Riley Sager’s Survive the Night begins with an irresistible hook: a young woman trapped in a car with a stranger who might be a serial killer. It is the kind of premise that feels ripped from a late-night movie marathon a blend of classic Hitchcock tension and modern psychological thriller. Set in the early 1990s, when landlines and pay phones ruled, this story taps into a nostalgic yet claustrophobic atmosphere that keeps readers guessing from the first page to the last.

Charlie Jordan is a college student haunted by grief and guilt after the murder of her best friend, Maddy, at the hands of the Campus Killer, a murderer who has been terrorizing her university. Broken by trauma, Charlie decides to drop out of school and return home to Ohio. Desperate for a ride, she posts on the campus ride-share board and meets Josh Baxter, a quiet, polite man heading in the same direction. He seems normal until small inconsistencies in his story begin to pile up.

As the two drive through the night, with nothing but the radio and endless stretches of highway between them, Charlie’s paranoia grows. Is Josh who he says he is? Or is she sitting beside the killer who murdered her friend? The further they drive, the more surreal the journey becomes, twisting between fear, imagination, and memory until neither Charlie nor the reader can be certain what’s real.

Sager is known for his high-concept thrillers, and Survive the Night certainly delivers on suspense. The story takes place almost entirely over a six-hour period, making it one of his most tightly contained narratives. The pacing is relentless, and Sager’s cinematic prose keeps the tension simmering as new details unfold. For much of the novel, it feels like being inside a psychological pressure cooker.

However, Survive the Night has proven divisive among readers. Some, like many longtime fans of Sager, were disappointed by its lack of realism and the implausible decisions made by its protagonist. Charlie’s naivety especially her willingness to get into a car with a stranger when a serial killer is on the loose stretches belief. Her tendency to second-guess herself repeatedly can be frustrating, particularly for readers who prefer more grounded character logic. Others found the final act overly dramatic and tonally inconsistent with the rest of the book, feeling that it veered from psychological thriller into near fantasy.

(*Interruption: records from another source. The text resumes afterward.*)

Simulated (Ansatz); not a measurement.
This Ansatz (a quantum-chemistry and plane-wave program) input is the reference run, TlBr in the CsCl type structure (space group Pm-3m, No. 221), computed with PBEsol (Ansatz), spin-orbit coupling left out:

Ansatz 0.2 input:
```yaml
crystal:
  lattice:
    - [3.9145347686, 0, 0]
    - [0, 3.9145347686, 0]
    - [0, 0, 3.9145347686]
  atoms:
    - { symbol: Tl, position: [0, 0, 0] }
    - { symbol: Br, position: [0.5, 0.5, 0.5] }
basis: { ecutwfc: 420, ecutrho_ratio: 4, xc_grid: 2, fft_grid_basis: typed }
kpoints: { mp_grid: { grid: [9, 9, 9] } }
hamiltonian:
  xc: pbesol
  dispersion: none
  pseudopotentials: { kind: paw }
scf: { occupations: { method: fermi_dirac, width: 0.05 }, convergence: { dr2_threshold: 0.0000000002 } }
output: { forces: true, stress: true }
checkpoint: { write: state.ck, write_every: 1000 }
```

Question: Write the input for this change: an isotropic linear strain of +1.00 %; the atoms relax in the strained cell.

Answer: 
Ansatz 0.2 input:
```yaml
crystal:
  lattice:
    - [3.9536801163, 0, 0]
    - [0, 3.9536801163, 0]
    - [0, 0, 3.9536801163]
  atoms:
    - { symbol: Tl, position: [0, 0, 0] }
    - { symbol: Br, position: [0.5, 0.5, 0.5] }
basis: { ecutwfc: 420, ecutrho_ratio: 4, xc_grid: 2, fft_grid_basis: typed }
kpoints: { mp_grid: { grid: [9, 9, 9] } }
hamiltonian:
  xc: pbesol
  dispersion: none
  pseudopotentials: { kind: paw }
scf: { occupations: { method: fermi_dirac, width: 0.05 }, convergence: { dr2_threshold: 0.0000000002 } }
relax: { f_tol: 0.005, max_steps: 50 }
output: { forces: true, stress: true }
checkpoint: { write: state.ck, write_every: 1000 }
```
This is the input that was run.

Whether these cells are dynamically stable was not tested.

Yet there is something undeniably engaging about Charlie as a character. She is unreliable, damaged, and lost in her own cinematic imagination a film student who filters the world through the lens of old movies. Her obsession with film adds an interesting layer to the narrative, blurring the line between reality and performance. Even when her decisions defy reason, they make sense for a young woman trying to process trauma and guilt through make-believe.

Stylistically, Survive the Night is pure Riley Sager. The short, punchy chapters and constant sense of dread make it compulsively readable. The 90s setting adds an atmospheric charm, free from modern conveniences like GPS or cell phones, amplifying the sense of isolation. The ending may not satisfy every reader, but it certainly surprises and in a Sager novel, that is half the fun.

Overall, Survive the Night is a tense, fast-paced thriller that feels like a movie you can’t look away from, even when you’re shouting at the screen. It’s flawed but unforgettable, blending fear, nostalgia, and psychological twists in true Riley Sager fashion. Fans of Final Girls and Home Before Dark will find familiar rhythms here, though this ride down the highway of paranoia takes some unexpected and sometimes uneven turns.

If you’re in the mood for a cinematic, high-adrenaline read that will keep you second-guessing until the end, buckle up for Survive the Night.